Major central bankers dispute role in tackling climate change as they battle inflation

Federal Reserve Board Chairman Jerome Powell holds a news conference following the announcement that the Federal Reserve raised interest rates by half a percentage point, at the Federal Reserve Building in Washington, U.S., December 14, 2022. 

Evelyn Hockstein | Reuters

LONDON — Divisions are forming among the world’s most influential central banks over their role in tackling climate change, as policymakers focus on reining in inflation.

U.S. Federal Reserve Chairman Jerome Powell told a conference hosted by Sweden’s central bank on Tuesday that the Fed would not become a “climate policymaker” or get involved in matters beyond its congressionally established mandate.

Some Democratic lawmakers had expressed a desire for the Fed to play an active role in shoring up the U.S. financial system to weather climate-related risks.

By contrast, European Central Bank board member Isabel Schnabel said the Frankfurt-based institution needed to adjust its policy approach to become more climate friendly, even as it continues to shrink its balance sheet and hike interest rates, to combat sky-high inflation in the euro zone.

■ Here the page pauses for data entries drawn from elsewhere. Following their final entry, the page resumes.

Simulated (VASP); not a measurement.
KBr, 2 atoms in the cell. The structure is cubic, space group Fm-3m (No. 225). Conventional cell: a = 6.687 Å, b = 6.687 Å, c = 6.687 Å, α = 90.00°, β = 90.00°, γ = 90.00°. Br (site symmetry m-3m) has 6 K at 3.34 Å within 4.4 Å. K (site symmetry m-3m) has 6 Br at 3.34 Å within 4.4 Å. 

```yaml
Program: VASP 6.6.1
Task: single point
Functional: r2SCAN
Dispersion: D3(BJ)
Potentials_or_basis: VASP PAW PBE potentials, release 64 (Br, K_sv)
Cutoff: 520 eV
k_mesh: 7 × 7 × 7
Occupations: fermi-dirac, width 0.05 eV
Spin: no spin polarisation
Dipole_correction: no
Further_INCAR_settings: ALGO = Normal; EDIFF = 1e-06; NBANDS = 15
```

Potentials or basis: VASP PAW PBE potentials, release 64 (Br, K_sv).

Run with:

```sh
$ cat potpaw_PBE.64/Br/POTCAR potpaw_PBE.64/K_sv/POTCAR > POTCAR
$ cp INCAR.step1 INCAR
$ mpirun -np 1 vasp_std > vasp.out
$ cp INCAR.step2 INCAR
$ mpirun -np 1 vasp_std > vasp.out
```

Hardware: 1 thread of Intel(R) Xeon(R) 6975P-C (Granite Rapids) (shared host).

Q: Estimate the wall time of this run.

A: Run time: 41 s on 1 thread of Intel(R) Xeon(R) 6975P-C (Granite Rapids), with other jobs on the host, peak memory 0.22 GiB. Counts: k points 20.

The ECB would need to “move from a flow-based to a stock-based tilting approach for our corporate bond portfolio,” Schnabel told the same Sweden event. “This means that, absent any reinvestments, actively reshuffling the portfolio towards greener issuers would need to be considered.”

The surge in inflation and rising interest rates have derailed the plan to redirect ECB corporate bond holdings towards greener assets in support of the energy transition. The central bank has been forced to stop its bond purchases, as it looks to shrink its balance sheet.

Schnabel’s comments were contested by fellow policymaker and National Bank of Belgium Governor Pierre Wunsch.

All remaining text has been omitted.